I Thought I Wasn’t “Disciplined Enough”—Until I Learned This
Sep 23, 2025
For a long time, I thought I was the problem.
I’d sit down with my LSAT books, stare at the pages, and think:
“If I were more disciplined, this would be easier.”
Sound familiar?
If you’ve ever blamed yourself for not having the “grit” or the “hustle” to get through LSAT prep, I want to tell you something I wish I had learned sooner: discipline isn’t the issue. The method is.
Why Willpower Alone Doesn’t Work
We love to glorify discipline. We’re told that the people who succeed are the ones who grind harder, push longer, and sacrifice more.

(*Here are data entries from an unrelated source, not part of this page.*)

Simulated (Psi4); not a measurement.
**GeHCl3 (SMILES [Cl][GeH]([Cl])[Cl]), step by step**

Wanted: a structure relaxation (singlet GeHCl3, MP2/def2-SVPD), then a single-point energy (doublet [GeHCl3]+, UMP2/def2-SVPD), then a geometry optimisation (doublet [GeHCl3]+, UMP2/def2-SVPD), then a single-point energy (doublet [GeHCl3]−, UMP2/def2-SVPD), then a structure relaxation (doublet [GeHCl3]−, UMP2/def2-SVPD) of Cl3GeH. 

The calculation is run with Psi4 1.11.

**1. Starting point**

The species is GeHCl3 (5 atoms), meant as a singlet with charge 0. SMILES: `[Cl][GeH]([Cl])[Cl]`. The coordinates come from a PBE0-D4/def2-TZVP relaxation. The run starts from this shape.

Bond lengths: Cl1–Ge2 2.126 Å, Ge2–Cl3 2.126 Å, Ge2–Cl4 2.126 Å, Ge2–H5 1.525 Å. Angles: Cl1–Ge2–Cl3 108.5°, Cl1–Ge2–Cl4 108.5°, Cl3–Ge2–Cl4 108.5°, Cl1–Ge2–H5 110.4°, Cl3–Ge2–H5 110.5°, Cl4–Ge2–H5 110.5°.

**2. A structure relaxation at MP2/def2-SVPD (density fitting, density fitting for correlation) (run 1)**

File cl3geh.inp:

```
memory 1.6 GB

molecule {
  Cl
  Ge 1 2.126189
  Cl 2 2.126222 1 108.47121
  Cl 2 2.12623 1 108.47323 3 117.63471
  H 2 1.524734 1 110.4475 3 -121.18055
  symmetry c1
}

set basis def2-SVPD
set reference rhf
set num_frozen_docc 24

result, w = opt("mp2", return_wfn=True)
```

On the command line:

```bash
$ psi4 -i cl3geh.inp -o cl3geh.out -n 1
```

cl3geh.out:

But when it comes to the LSAT, that approach backfires.
Why? Because this test doesn’t reward sheer effort—it rewards clarity.
If your study plan is designed around “try harder,” then every time you hit a wall you’ll assume the problem is you. You’ll double down, work longer hours, and still feel stuck. That’s not discipline—it’s burnout.
What I Learned About Real Progress
The turning point for me—and for so many students I’ve worked with—was realizing that progress doesn’t come from more effort. It comes from better systems.
- Targeted practice beats random drilling. When you know which question types give you trouble and you attack them directly, you actually get results.
- Short, consistent study blocks beat marathons. Your brain learns in cycles. Pushing past that doesn’t make you stronger—it makes you sloppy.
- Review matters more than reps. One deep review session where you figure out why you missed a question is worth more than ten rushed practice sets.
This isn’t about discipline—it’s about design. If the structure is right, you don’t have to rely on endless willpower.
How to Build a Smarter System
If you’ve been blaming yourself for “not being disciplined enough,” here’s what I want you to try instead:
- Audit your weak spots. Write down the question types or sections that consistently trip you up.
- Build study sessions around those. Don’t waste equal time on strengths. Put energy where it pays off.
- Create a rhythm, not a punishment. Two or three focused blocks a day is enough. Show up consistently—don’t punish yourself with all-nighters.
- Redefine success. Instead of “Did I study for 6 hours today?” ask, “Did I learn something that will help me on test day?”
The Truth About “Discipline”
When I hear students say, “I just need more discipline,” what they usually mean is, “I don’t have a system that works for me.”
And here’s the best part: once you build the right system, discipline isn’t this heavy thing you have to force—it becomes natural. You stop white-knuckling your way through study sessions and start showing up with focus, clarity, and even confidence.
So if you’ve been carrying the story that you’re not disciplined enough, let it go. The problem isn’t you. The problem is the plan. And the good news? You can change that starting today.
Final Thought:
Discipline isn’t about grinding harder. It’s about giving yourself a structure that makes progress possible. Once you have that, the LSAT stops being a battle with yourself—and starts being a challenge you know how to meet.